CHAPTER V.

SATAN TURNS PRIEST.

Whatever semblance of Satanic fanaticism was still preserved by the witches, it transpires from the narratives of Lancre and other writers of the seventeenth century, that the Sabbath then was mainly an affair of money. They raised contributions almost by force, charged something for right of entrance, and extracted fines from those who stayed away. At Brussels and in Picardy, they had a fixed scale of payment for rewarding those who brought new members into the brotherhood.

In the Basque country no mystery was kept up. The gatherings there would amount to twelve thousand persons, of all classes, rich or poor, priests and gentlemen. Satan, himself a gentleman, wore a hat upon his three horns, like a man of quality. Finding his old seat, the druidic stone, too hard for him, he treats himself to an easy well-gilt arm-chair. Shall we say he is growing old? More nimble now than when he was young, he frolics about, cuts capers, and leaps from the bottom of a large pitcher. He goes through the service head downwards, his feet in the air.

He likes everything to go off quite respectably, and spares no cost in his scenic arrangements. Besides the customary flames, red, yellow, and blue, which entertain the eye, as they show forth or hide the flickering shadows, he charms the ear with strange music, mainly of little bells that tickle the nerves with something like the searching vibrations of musical-glasses. To crown this splendour Satan bids them bring out his silver plate. Even his toads give themselves airs, become fashionable, and, like so many lordlings, go about in green velvet.

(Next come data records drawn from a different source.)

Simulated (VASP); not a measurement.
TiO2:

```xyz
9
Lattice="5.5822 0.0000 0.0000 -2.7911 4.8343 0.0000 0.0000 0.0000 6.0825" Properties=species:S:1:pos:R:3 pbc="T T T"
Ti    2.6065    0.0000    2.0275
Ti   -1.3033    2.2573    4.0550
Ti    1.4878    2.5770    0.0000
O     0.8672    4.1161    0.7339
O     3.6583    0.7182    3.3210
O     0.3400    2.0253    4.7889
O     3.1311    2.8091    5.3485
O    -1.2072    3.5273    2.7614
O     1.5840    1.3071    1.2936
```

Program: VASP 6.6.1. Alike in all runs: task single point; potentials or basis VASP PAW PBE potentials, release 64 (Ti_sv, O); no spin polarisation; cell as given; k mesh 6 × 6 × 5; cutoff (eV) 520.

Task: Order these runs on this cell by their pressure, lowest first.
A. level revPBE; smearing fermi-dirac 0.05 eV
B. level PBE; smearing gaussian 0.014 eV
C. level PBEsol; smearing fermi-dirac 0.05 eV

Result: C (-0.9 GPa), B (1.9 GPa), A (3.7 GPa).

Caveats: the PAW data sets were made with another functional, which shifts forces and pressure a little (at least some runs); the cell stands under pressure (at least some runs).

The general effect is that of a large fair, of a great masked ball with very transparent disguises. Satan, who understands his epoch, opens the ball with the Bishop of the Sabbath; or the King and Queen: offices devised in compliment to the great personages, wealthy or well-born, who honour the meeting by their presence.

Here may be seen no longer the gloomy feast of rebels, the baleful orgie of serfs and boors, sharing by night the sacrament of love, by day the sacrament of death. The violent Sabbath-round is no more the one only dance of the evening. Thereto are now added the Moorish dances, lively or languishing, but always amorous and obscene, in which girls dressed up for the purpose, like La Murgui or La Lisalda, feigned and showed off the most provoking characters. Among the Basques these dances formed, we are told, the invincible charm which sent the whole world of women, wives, daughters, widows—the last in great numbers—headlong into the Sabbath.

Without such amusements and the accompanying banquet, one could hardly understand this general rage for these Sabbaths. It is a kind of love without love; a feast of barrenness undisguised. Boguet has settled that point to a nicety. Differing in one passage, where he dismisses the women as afraid of coming to harm, Lancre is generally at one with Boguet, besides being more sincere. The cruel and foul researches he pursues on the very bodies of witches, show clearly that he deemed them barren, and that a barren passive love underlay the Sabbath itself.

The feast ought therefore to have been a dismal one, if the men had owned the smallest heart.

The silly girls who went to dance and eat were victims in every way. But they were resigned to everything save the prospect of bearing children. They bore indeed a far heavier load of wretchedness than the men. Sprenger tells of the strange cry, which even in his day burst forth in the hour of love, “May the Devil have the fruits!” In his day, moreover, people could live for two sous a day, while in the reign of Henry IV., about 1600, they could barely live for twenty. Through all that century the desire, the need for barrenness grew more and more.